Tuesday, October 11, 2016

Tom's Dim Sum

13 E State Street
Media, PA 19063
(610) 566-6688

Media PA, also known as "Everybody's Hometown" is a sleeper of a town for the food scene. There are always new openings and closings, and a variety of choices not seen in most Main Line area towns. For instance, you can eat some of the best Isreali food around at Desert Rose and get some killer hoagies and cheesesteaks at low key Wayside Market , not to mention a number of other places where you'll find French/Thai and (delicious) White Guy's Mexican. It also has one of the best walkable main streets in the area, and lots of shops. It is a hidden gem of Delco. When I heard they were getting Dim Sum, it meant another option for soup dumplings without having to drive all the way to Chinatown.

This is Tom's second location, the first one is under the convention center where the original Dim Sum Garden used to be. Confusing, I know. They offer the standard sauce options (dumpling, soy, vinegar, chili oil). It's a BYOB and they take cards. All things to like so far.

One of my staples is cold cucumbers. Although I prefer the cukes to be seeded, these had a better sauce than usual (though I suspect it is either a variation of the dumpling sauce or the actual sauce itself). I love bites of cilantro in with my cucumbers.

Sweet, tangy and salty, just missing a little heat.

I always add a couple spoons of chili oil to the mix and it plays very well together.

Another go-to is the scallion pancake. A flaky dipping vessel for leftover cucumber liquid, these slices generally get a nice bath while I eat a soup dumpling and then when they're fully saturated and sopping with sauce, they get scarfed down.

The flaky layers have just enough glutenous chew, coupled with a crispy, browned outside. They are simple and delicious. They can be a bit greasy at times, but when you do the aforementioned ginger soy bath, you'll tend not to notice.

Now to the star. If you have never had soup dumplings, I can't recommend them enough. Forget everything else on the menu. Steamed wrappers filled with a delectable pork meatball that is swimming in fatty broth. Take the dumpling by the balloon knot on top, put it into a soup spoon, and slightly tear the top open. The lets the HOT liquid inside cool slightly and allows you to add in any additional sauces you may want. I generally do a little dumpling sauce and chili oil right into the top to add the unctuousness of the broth inside. Be careful not to spill it out.

At this point you have two choices – bite through the skin and take half of the meatball inside, slurp the broth, or take the whole shebang (make sure its cool enough) in one go. I go with route number two because I am both fat, and I want the full flavor experience. Plus this means that while the suckers you are eating with are trying to save droppings of broth and juggle the spoon, you are reaching for your next victim.
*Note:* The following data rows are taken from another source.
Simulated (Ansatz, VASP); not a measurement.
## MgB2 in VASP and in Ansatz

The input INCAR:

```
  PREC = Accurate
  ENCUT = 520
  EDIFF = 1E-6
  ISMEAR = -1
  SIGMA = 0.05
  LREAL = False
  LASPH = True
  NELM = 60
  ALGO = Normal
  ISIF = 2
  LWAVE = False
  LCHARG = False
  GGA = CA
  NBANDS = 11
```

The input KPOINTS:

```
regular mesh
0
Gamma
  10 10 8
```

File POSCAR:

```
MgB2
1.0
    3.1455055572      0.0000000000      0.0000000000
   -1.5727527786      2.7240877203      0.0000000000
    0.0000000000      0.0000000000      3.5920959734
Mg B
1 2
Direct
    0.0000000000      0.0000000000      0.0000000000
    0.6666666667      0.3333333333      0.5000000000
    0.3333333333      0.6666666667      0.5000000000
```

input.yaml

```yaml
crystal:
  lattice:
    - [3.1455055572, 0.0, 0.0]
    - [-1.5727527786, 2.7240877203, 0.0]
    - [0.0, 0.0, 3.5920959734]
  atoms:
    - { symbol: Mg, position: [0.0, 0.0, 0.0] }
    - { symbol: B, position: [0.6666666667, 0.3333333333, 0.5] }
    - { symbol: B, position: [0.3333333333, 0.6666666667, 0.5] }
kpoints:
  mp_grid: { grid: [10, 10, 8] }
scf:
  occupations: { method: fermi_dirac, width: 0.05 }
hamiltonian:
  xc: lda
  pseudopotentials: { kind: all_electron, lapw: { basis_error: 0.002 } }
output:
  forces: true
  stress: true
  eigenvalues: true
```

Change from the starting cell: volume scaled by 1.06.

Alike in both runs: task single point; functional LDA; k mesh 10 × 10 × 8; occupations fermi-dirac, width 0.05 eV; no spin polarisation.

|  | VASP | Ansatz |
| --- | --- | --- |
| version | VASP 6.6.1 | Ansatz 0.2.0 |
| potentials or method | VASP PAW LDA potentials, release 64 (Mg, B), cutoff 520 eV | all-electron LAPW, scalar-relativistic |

I was here when they first opened, and they RAN OUT of soup dumplings. This was a tragedy. I only got one order, and was then informed of the misstep. Out of my mind, I ordered some Shanghai dumplings (at the waiter's request) but knew they would not be the same. Or even close. I forgive them this error, only because I have revisited several times, and on each of those consecutive trips the service and food has been great.

These sweet and sticky dumplings were good, but lacked the soupy goodness of my favorites. A couple of dips in dumpling sauce made for a salty contrast to the sweet porky rice inside.

When you go, skip the soups and Americanized entrees, and just order the hell out of the soup dumplings. You can thank me later.